The research lies at the intersection of phenomenology, philosophy of consciousness, and epistemology. It is concerned with the structure of subjective experience and the limits of self-inquiry into consciousness.
In that context, the central field of observation is direct experience — the process of experiencing itself. Post-Ego treats the state of presence as a special class of phenomena in which not only the quality of perception changes, but the very structure of the experience of “I.”
In Buddhism, Daoism, Zen, and related traditions, this state has been described through different terms: awareness (sati, mindfulness), awakening, samadhi, nonduality.
In contemporary culture, these terms are used across contexts ranging from religious and philosophical to popular-psychological and esoteric. As a result, their original meanings are gradually eroded and increasingly interpreted as mystical.

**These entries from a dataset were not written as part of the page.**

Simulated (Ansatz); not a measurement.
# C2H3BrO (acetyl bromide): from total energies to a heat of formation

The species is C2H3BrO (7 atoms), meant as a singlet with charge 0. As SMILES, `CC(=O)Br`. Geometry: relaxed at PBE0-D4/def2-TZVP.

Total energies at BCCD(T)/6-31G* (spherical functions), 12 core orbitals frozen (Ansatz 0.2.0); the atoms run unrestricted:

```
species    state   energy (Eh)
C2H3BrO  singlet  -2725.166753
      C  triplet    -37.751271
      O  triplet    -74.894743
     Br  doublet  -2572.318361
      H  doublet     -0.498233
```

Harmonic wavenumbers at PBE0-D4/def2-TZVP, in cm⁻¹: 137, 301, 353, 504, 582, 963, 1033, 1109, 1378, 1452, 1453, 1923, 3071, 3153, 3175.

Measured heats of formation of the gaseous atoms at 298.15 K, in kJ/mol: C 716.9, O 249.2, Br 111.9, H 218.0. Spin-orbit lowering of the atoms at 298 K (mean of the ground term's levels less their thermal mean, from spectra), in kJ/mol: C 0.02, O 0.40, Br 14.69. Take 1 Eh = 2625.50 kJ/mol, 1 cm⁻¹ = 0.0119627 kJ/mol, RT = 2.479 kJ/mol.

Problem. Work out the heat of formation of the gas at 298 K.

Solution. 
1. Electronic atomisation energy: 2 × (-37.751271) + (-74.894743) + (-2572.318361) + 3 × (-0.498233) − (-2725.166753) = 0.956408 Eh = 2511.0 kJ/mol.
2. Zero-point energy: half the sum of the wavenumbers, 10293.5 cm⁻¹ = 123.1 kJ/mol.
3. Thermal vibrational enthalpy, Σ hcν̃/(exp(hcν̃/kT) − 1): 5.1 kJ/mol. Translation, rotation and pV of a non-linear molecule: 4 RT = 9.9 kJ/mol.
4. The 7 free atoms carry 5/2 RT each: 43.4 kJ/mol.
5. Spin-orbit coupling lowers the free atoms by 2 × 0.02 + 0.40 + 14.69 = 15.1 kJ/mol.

The problem is not the diversity of descriptions, but the fact that they exist in isolation even though they refer to the same class of phenomena linked to the experience of “I” — not as personality or image, but as that from which experience is perceived at all.
Empirical basis of the research
The material of the research is a corpus of more than 12,000 atomic observations recorded over more than twelve years of systematic phenomenological self-inquiry.
This material is compared with work in philosophy of consciousness, phenomenology, secular Buddhism, and a number of psychological and epistemological approaches, including the de-anthropocentric perspective. This makes it possible to consider the observed phenomena within the broader landscape of traditions that describe experience.
Practical relevance
The practical relevance of the research lies in the attempt to gather into one frame the scattered descriptions of consciousness, subjecthood, presence, and experience that are usually treated in isolation within different domains of knowledge.
This does not produce the state of presence by itself, but it makes the structure of that state more discernible and creates the conditions for moving from reactive existence to a more deliberate relation to one’s own perception, states, and actions. That, in turn, makes it possible to:
- restore subjecthood and the sense of authorship, in which a person begins to experience themselves as the source of action and decision, and what happens as arising from their own choice rather than as a reaction to circumstances;
- step outside the current personal map of perception, including the possibility of rebuilding that map itself, which makes possible a qualitative shift in how events are seen and allows reality to be approached from another assemblage point;
- understand the inner mechanics of one’s own processes and learn to work with them, seeing how states, thought, and action are formed, so that behavior can be shaped not through effort or motivation but through changing the states and processes from which action arises.
Research methods
- phenomenological method (describing and recording direct experience);
- epistemological analysis (separating direct experience from its interpretations);
- logical analysis (identifying consequences, limits, and the consistency of the ontological assumptions in use).
Model coherence criteria
- coherence — the internal consistency of the model;
- empirical testability — the correspondence between the model and observable experience;
- explanatory power — the ability to account for a wide range of observed phenomena through a small number of principles;
- parsimony — a preference for simpler explanations when explanatory power is equal.
Project boundaries
Post-Ego is not:
- a spiritual teaching;
- an esoteric system;
- a practice of “awakening” or “achieving states”;
- a method of salvation, development, or personality transformation.
It does not offer belief, a path, or a doctrine.
The point of the research is not to prove its truth but to use it as a frame for action.
Boundary of thinking
As the research unfolds, a fundamental feature of self-inquiry into consciousness gradually becomes visible. The mind can analyze its own operations. Yet any attempt to understand itself completely inevitably leads to a recursive structure: observation begins to analyze observation itself.
At that point a fundamental limit becomes visible: the mind can describe experience, but it cannot replace experience with its description.
At this level, a distinction between two modes of experience becomes discernible.
Thinking — experience passes through the interpretation of the mind. What happens is described, explained, compared, and evaluated.
Direct experiencing — in this state attention is directed not toward explaining experience, but toward the experience that is taking place.
Any thinking is possible only within experience, whereas experience is possible without thinking. What is directly available is only the experience that is taking place.
Once that boundary becomes visible, the result of the research begins to look paradoxical: instead of a new system of knowledge, it reveals what has always been directly available — the experience of what is happening.
This research pushes thinking to its limit. Beyond that point, thinking ceases to be necessary — like the “ladder” Ludwig Wittgenstein described: one climbs it only to throw it away.
Critical remark
No study of ontology grants — or can grant — the state of presence.